Well, due to the extreme nature of yesterday, today was deemed a “resting day.” And, rest is exactly what we did. Right up to about 5:30.
We read our books and caught up on email and I did several loads of wash and . . . rested. Very unexciting, but oh so necessary.
At 5:30 we emerged from our little cabin and went in the direction of pizza. We found a wood fired pizza place that was excellent. Just what we needed to cap off a resting day.
But, wait! There’s more. After dinner we drove up to Arizona’s Snowbowl, just to see it and see the magnificent views. At over 9,000 feet above sea level we thought we should be able to see something. We did see some deer along the road, and several sun worshipers at the summit sitting on rocks and watching the sunset. I was able to capture a picture, but the sun was so brilliantly beautiful it made photography almost impossible.
As we came down the mountain we made a right turn and went back up Mars Hill Road to the Lowell Observatory. It was a perfectly cloudless night and we knew they would have their telescopes open for public viewing.
We were not disappointed. There were four different opportunities to view the heavens through a telescope. I viewed the moon again. It is still almost incomprehensible to see the moon so distinctly as one can through a powerful telescope! Since this was a different telescope than the other night, I asked again if I might take a picture. And, this is what I got. It’s so amazing. I actually SAW the moon – just like this.
We also got to view the twin stars named Alberio, that are so close together they look like one star to the naked eye; M-13, a great cluster of about 500,000 stars; as well as Mars; Saturn; and M-11, another cluster of stars in our galaxy. The most shocking view for me tonight was Saturn. I could see the rings of Saturn! Actually SEE the rings of Saturn!
It certainly gives one pause to see the heavens so closely. And to know that the light that we are seeing is thousands and thousands of years old. These same heavenly bodies, with the same twinkling lights are what our ancestors saw when they looked up at the sky. Our forebearers may not have seen them as we saw them tonight, but the stars are one thing that has remained constant in our changing world . . . and they are constantly changing!

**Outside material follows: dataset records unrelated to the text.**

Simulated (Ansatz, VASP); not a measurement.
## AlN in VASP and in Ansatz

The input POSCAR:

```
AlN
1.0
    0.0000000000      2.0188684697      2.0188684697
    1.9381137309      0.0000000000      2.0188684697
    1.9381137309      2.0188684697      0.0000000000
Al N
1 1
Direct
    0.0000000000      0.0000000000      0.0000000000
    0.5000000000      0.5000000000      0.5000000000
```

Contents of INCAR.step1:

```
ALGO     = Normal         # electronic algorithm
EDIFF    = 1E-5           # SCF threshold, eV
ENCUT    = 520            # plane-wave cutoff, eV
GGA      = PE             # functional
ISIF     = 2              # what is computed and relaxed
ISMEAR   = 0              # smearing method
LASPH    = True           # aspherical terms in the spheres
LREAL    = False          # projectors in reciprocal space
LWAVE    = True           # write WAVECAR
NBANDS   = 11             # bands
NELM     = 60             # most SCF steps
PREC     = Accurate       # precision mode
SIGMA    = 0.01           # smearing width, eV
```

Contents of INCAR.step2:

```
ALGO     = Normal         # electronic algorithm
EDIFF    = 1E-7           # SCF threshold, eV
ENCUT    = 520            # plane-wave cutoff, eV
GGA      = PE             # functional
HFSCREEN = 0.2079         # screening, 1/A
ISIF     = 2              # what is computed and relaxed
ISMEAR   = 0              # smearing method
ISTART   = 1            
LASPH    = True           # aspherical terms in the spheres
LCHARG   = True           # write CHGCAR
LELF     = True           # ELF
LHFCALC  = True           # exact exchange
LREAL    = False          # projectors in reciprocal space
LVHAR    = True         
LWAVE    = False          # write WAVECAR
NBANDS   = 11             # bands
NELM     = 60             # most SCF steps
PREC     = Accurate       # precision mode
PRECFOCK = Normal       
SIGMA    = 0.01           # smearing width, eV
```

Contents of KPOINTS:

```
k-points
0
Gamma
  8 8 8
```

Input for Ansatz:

These same stars and planets lit the heavens when the peoples of Walnut Canyon, Wupatki, Tuzigoot and Canyon de Chelly built their homes and raised their children. The same stars. It makes me wonder if it may be the heavens that bind us together in experience and humanity – not how we are so unique or different, but in how much over all the centuries, we are actually the same. We are just small human creatures making a life as best we can under the light of the moon and the stars that guide us and grace us with two unerring principles of constancy and change.